When Britain Burned the White House

Home > Other > When Britain Burned the White House > Page 9
When Britain Burned the White House Page 9

by Peter Snow


  By this time – around ten o’clock – the first definitive message arrived relating to the whereabouts of the British. They were marching direct on Bladensburg. They would clearly attempt to cross the river at the bridge there and then descend on Washington. Winder, suddenly all action, ordered his whole army – including General Smith’s men in Washington – to put on all speed to Bladensburg and take up a defensive position there. Stansbury and his men were also ordered finally and emphatically to retrace their steps to Bladensburg. This time Stansbury promptly agreed. Winder departed, leaving Armstrong with Madison, who was clearly now deeply anxious about the likely outcome of a battle for Washington with his two top military men, Armstrong and Winder, so obviously at loggerheads. Madison later wrote that he turned to his War Secretary and ‘expressed to him my concern and surprise at the reserve he showed at the present crisis, and at the scruples I understood he had at offering his advice or opinions…’. And Madison went further. He said he himself would go to the front line and be ‘near at hand … to remove … any difficulty on the score of authority’ between Armstrong and Winder. Madison, who had no military experience, was in such despair at the prospects for the battle for Washington that he felt he had to go to the battlefield and oversee it himself. Armstrong rode off, soon to be followed by Madison and Richard Rush. Rush was by far the most junior member of the cabinet, but he was close to Madison: the President trusted him and felt comfortable with him at his side. As the two men rode away, Campbell, the Treasury Secretary, fearful for the President’s safety, handed Madison his brace of duelling pistols.

  John Pendleton Kennedy, still in his dancing shoes, was one of Stansbury’s men who had marched back and forth through the night. By morning he was ready to drop. ‘I slept as I walked. At every halt of a moment whole platoons laid down in the dusty road and slept till the officers gave the word to move on. How very weary I felt.’ At length they were allowed to lie in a field of stubble and grab some sleep. ‘Mine was the sleep of Endymion. When I awoke I was lying on my back with the hot sun of a summer’s morning beaming upon my face.’ By 11 a.m. he and all the other troops under Stansbury’s command were back at Bladensburg.
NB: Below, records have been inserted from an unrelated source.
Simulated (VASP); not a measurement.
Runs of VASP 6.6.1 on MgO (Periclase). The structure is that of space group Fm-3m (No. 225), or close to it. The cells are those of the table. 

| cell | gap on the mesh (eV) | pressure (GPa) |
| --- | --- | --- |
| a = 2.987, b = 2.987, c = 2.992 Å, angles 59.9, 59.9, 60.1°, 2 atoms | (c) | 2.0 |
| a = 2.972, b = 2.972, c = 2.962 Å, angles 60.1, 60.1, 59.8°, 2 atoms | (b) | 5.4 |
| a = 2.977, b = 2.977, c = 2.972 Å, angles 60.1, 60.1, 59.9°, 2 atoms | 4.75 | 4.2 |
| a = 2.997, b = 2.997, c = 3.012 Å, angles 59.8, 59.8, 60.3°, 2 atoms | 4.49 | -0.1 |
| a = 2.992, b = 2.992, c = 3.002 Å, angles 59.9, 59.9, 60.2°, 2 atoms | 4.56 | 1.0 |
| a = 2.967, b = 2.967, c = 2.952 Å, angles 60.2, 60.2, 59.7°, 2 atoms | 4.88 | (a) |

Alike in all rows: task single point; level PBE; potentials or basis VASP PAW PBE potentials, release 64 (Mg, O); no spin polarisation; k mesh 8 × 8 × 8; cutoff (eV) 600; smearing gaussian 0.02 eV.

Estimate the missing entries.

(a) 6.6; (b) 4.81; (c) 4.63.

  The only unit that was being left behind in the rush to Bladensburg was that of Joshua Barney still guarding the lower Eastern Branch Bridge, even though the enemy were now clearly headed elsewhere. Winder had denied Barney’s flotillamen a battle with the British the day before; now it looked like they’d miss the decisive battle for Washington. Barney had no time for Winder: his daughter and biographer Mary Barney calls Winder ‘the commanding general, if indeed he could be properly so called’. He was now fuming about his pointless assignment on the bridge. Then suddenly the President rode past on his way to Bladensburg and greeted him. Barney immediately asked permission to abandon his position and move his men and guns to join the army at Bladensburg. He said it was absurd for his formidable force of flotillamen to be wasted where they were. ‘A midshipman with half a dozen men’ could stop the enemy crossing the bridge. John Armstrong quoted Barney saying the job could have been done by ‘a corporal and six men’. Madison agreed. Barney and his men should move at once to Bladensburg. They would be a useful reinforcement. They were to prove more than useful: they would play a vital role in preserving the honour of the United States.

  * * *

  The British army had been on the road to Washington since 5 a.m. For a time Ross persisted in keeping the Americans guessing by sticking to a road that led to both the still-intact bridges. But by 9 a.m. he was clearly on the road to Bladensburg. It would have been more direct to approach the capital across the Eastern Branch Bridge, but Ross knew it would be a simple matter for the Americans to deny access by destroying a small section of it. The river was too wide to cross anywhere south of Bladensburg without a massive amphibious operation.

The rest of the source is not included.